Bank of England suspends staff over FX inquiry
THE FOREIGN exchange manipulation probe hit the Bank of England yesterday as it suspended an official following an internal probe.
The Bank ramped up its own investigations, with the Oversight Committee of its Court of Directors launching an inquiry. And MPs said they will grill top Bank staff on the inquiry next week.
The Bank said it has found no evidence its staff encouraged or ignored manipulation in the markets.
However, it is thought the employee who has been suspended failed to alert senior managers to relevant material.

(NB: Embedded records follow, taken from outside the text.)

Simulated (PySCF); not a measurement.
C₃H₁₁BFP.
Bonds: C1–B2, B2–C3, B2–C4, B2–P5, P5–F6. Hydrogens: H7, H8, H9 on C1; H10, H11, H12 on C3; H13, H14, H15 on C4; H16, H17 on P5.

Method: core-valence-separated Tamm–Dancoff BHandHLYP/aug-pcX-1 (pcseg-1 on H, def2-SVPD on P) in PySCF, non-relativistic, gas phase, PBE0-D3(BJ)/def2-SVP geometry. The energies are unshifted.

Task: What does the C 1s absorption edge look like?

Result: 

“The Bank of England does not condone any form of market manipulation in any context whatsoever,” the Bank said in a statement. “The Bank has today re-iterated its guidance to staff regarding management of records and escalation of important information.”
Lawyers said the investigation risks harming the reputation of the Bank.
“Alarm bells should be ringing when a central bank suspends staff in connection with market rigging,” says Simon Morris from CMS. “The inference must be that he or she turned a blind eye to market rigging or, even worse, was leaking rate-setting plans to the market. This is serious because the whole basis of regulation is based on trust and integrity.”
Allegations of fiddling FX benchmarks have led to suspensions across banks including Barclays, JP Morgan, Standard Chartered and Lloyds.
Authorities on both sides of the Atlantic are investigating the claims.
The Court of Directors wants to work out if any officials were involved in manipulation of the market and its benchmarks, or attempting to do so.
It also wants to discover if officials were aware of attempts to fiddle the market, aware of the potential for the manipulation or if they colluded with traders in any attempted manipulation.
In addition it is investigating whether officials were involved in sharing confidential client information or aware that such sharing was going on.
The Court will not be able to release its findings until the Financial Conduct Authority completes its own probe.